Chhattisgarh’s power plant on “barren-agricultural” land

Marwa power plant

Team News Riveting

Raipur, August 28

The performance audit on construction and operation of Atal Bihari Vajpayee thermal power station in Marwa of Chhattisgarh’s Korba district revealed that the detailed project report (DPR) submitted was exactly opposite on the ground.

Report of the Comptroller and Auditor General of India on Public Sector Undertakings for the year ended 31 March 2018 said that as per the DPR, 80 per cent land was barren and 20 per cent agricultural.

Interestingly, the company acquired a total 1,728.73 acre land out of which only 283.77 acre (16.41 per cent) land was barren and the remaining 1,444.96 acre (83.59 per cent) was agricultural land. Literally, the company had shown agricultural land as barren.

The 1000-Mw power plant is owned by state-run Chhattisgarh State Power Generation Company limited.

The audit watch-dog had exposed more startling lapses in the power project that was commissioned in July 2016 by the previous BJP government in Chhattisgarh.

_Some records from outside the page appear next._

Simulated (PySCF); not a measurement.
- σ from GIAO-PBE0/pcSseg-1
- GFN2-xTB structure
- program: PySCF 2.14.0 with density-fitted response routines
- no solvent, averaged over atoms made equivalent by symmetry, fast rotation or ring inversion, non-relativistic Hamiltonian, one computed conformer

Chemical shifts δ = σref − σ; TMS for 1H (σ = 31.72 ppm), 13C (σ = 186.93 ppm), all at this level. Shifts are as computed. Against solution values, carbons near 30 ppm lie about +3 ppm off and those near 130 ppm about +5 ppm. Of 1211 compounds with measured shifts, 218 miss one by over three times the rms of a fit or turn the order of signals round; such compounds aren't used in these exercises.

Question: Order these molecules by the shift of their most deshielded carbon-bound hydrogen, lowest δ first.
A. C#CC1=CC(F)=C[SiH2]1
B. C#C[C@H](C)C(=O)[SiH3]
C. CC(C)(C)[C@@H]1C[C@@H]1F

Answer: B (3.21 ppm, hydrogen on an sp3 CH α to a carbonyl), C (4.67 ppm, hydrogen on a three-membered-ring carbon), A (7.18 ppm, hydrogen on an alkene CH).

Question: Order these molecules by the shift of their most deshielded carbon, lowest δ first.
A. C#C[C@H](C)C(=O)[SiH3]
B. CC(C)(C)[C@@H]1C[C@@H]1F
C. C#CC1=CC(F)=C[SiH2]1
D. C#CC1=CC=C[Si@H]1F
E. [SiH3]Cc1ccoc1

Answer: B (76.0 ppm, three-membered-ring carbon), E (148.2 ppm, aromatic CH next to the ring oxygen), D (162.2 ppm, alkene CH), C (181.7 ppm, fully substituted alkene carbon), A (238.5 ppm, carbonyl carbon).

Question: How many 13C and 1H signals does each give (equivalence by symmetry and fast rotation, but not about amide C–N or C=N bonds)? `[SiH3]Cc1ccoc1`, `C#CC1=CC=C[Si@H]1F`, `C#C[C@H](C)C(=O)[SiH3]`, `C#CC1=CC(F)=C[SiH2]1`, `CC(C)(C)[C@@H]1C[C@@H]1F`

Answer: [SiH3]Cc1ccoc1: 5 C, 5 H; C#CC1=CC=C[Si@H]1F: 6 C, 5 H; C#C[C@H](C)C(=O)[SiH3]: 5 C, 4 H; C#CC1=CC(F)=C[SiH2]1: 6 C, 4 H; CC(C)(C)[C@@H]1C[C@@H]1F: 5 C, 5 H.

The consultant approved design for in-motion weigh bridge for 52 kg/mtr rail against the requirement of 60 kg/mtr rail. Due to mismatch in specifications of in-motion Weigh Bridge, it could not be commissioned till May 2019. Consequently, coal lost in transit against procured coal valuing Rs 1,681.52 crore could not be assessed during the period 2016-17 to 2018-19.

There was a huge delay in the completion of the project. Unit 1 and 2 were commissioned with a delay of 42 and 44 months respectively. It was due to delay in execution of agreement, supply of material, awarding and completion of BTG civil works, awarding and completion of facilities under BOP contracts etc.

This resulted in generation loss of 16,440.07 million units (MUs” amounting to Rs 4,438.82 crore, deprival of a rebate on interest of Rs 17.95 crore on Power Finance Corporation loan and avoidable procurement of power of Rs 315.92 crore at higher rates by Chhattisgarh State Power Distribution Company Limited.

The CAG report also pointed out poor operational performance that resulted in consumption of fuel oil and coal in excess of the prescribed norms. The non-compliance of Environmental norms was also underlined in the report.